This page covers basic terms for UX and product teams related to product development lifecycles.

What is a Product Milestone?

A project milestone is a concept to understand in Agile product development. Milestones make up groups of completed deliverables and represent a significant point of progress in product development. They may need to be completed multiple times, or adjusted as teams progress towards release cycles of their products.

Phase vs. Milestone

Agile teams should rely on "milestones", not "phases".

"Phases" in project work assume that work starts and stops during a specific timeframe. "Phases" assumes that the work is sequential with certain deliverables needing to be delivered after another after a fixed time.

"Milestones", however, do not imply timeframe. They are simply a subset of deliverables that represent important progress on the way to launching products, and iterate over time. "Milestones" is more akin to Agile product development than "phases" because multiple milestones can be sought in parallel, while phases of work implies one must be done before the next can begin (which is Waterfall in concept and to be avoided in Agile work).

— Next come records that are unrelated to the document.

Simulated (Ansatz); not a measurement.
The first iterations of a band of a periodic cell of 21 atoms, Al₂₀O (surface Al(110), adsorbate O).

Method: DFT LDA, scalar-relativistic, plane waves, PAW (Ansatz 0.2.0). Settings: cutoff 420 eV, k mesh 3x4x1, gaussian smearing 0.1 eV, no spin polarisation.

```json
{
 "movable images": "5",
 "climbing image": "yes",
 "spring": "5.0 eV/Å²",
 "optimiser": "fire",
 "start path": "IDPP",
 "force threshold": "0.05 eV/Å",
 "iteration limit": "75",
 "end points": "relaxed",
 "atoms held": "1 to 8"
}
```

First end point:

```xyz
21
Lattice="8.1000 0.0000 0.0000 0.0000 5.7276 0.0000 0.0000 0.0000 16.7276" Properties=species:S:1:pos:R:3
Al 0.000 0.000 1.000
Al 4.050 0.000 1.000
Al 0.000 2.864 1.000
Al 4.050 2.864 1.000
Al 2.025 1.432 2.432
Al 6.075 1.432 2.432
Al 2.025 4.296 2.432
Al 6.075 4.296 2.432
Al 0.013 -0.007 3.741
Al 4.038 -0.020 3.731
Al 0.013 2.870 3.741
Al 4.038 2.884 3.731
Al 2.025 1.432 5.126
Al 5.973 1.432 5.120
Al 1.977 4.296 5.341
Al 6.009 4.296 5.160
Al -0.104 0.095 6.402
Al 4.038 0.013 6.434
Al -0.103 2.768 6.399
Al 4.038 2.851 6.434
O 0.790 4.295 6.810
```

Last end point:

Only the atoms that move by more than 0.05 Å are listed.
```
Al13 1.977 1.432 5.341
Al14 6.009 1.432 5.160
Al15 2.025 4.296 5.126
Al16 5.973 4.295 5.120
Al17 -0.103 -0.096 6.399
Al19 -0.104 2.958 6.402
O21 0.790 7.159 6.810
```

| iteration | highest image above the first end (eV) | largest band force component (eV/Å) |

Applying Milestones to the Industry

Applying Milestones to Non-Existent Products

Applying milestones to non-existent products is relatively linear. Minimum marketable products portray the goals for what should be released to-market with revenue generation. Minimum viable products act as the checkpoints along the way to bringing a product to-market.

Applying Milestones to Existing Products

Products have MMP's for features that get delivered even if they are already "at market" and generating revenue. MMP and MVP are concepts to apply to anything being delivered, whether "live" or not. When changing the state of things, one can move towards a vision and scope, deliver, learn, and move into the next milestone continuously.

Applying Milestones to Client Work

Client work may be fixed-scope, but should still have minimum viable product milestones and minimum marketable product milestones defined and delivered. It's important for anything that's delivered to check assumptions being made by researchers, the client, stakeholders, or whomever is making assumptions. Follow this workbook if you have client work so that the work can be aligned and iteratively delivered.

Terms Used In Product Development

Feature

A feature is a single piece of value that's delivered to end-users. It can solve one or many problems for end-user audiences.

Product

A product is the entire chunk of functionality that end-users interact with. It's made up of many features. Product MVP's include only a few features that are most important to end-users. Product MMP's include most or all of the features that teams want to release to market.

MVP vs. MMP

A "MVP", or minimum viable product, is the concept showing the bare minimum set of deliverables you can release and learn from. "MVP" can apply to a single feature or an entire product release. It includes the most important problems you are trying to solve at any given time. On the way to launching a product at market, multiple "MVP" releases will be designed and launched to learn from the market multiple times. Instead of waiting to release until the product is ready "for the market", MVP development allows teams to release things to users early and often in order to adjust upcoming releases.

An "MMP", or minimum marketable product, is the concept showing the pieces of value something must have in order for it to achieve success in the market. MMP's are unlike MMP's because they often include more features and deliver more value than MVP's (which are minimal in nature).

Vision

Vision describes a larger picture of a finished product or feature. It represents the ideal state of a released product and is often planned up front before design and development. Teams define the vision and constantly refine it based on learnings. Vision can and should change over time, because Agile teams need to respond to change when learning from users along the way. Vision is defined for each release (MVP or MMP) and then iterated on so that it changes and becomes more refined.

Discovery

Discovery is a term used to describe learning about the "current state" of the world before planning to solve problems. Often, this includes research and understanding about many things like the state of the market, the state of user needs, current user behavior, opportunities against competitors, or other key learnings. Discovery findings help refine vision for products.

Scope

Scope describes a product will include ("in scope") and what a product will not include ("out of scope"). Product teams must define this for MVP and MMP because they should be measuring their progress toward the completed result that they are going to release. Scope gets defined after a vision is defined.

Scope can also be referred to as the "definition of done". That is to say, what must the product include in order for the team to consider their work (either for a feature or for a product) "finished"?

Requirements

"Requirements" is a term that describes the communications about what should be delivered. These are documented deliverables, either worded or visual, that describe everything about the product features: who it's for, what should be done, when it should be offered, where in the product, why it brings value, and how it should be handled in logic of the product.

Common requirements deliverables include:

  1. User story statements

  2. Acceptance criterion

  3. Task flows

  4. Use case scenarios

  5. Business-driven development scenarios

  6. Low fidelity or high fidelity prototypes

  7. Annotations

Iterative Product Development

Each release (MVP or MMP) includes multiple milestones along the way that teams must hit. There can be an unlimited number of MVP's on the way to an MMP. Teams launch multiple MVP's in order to remain iterative in their adjustments of plans. Each MVP solves minimal, important problems, and is released quickly so that teams can learn from users. The feedback that teams collect should inform the plans and vision for the next MVP.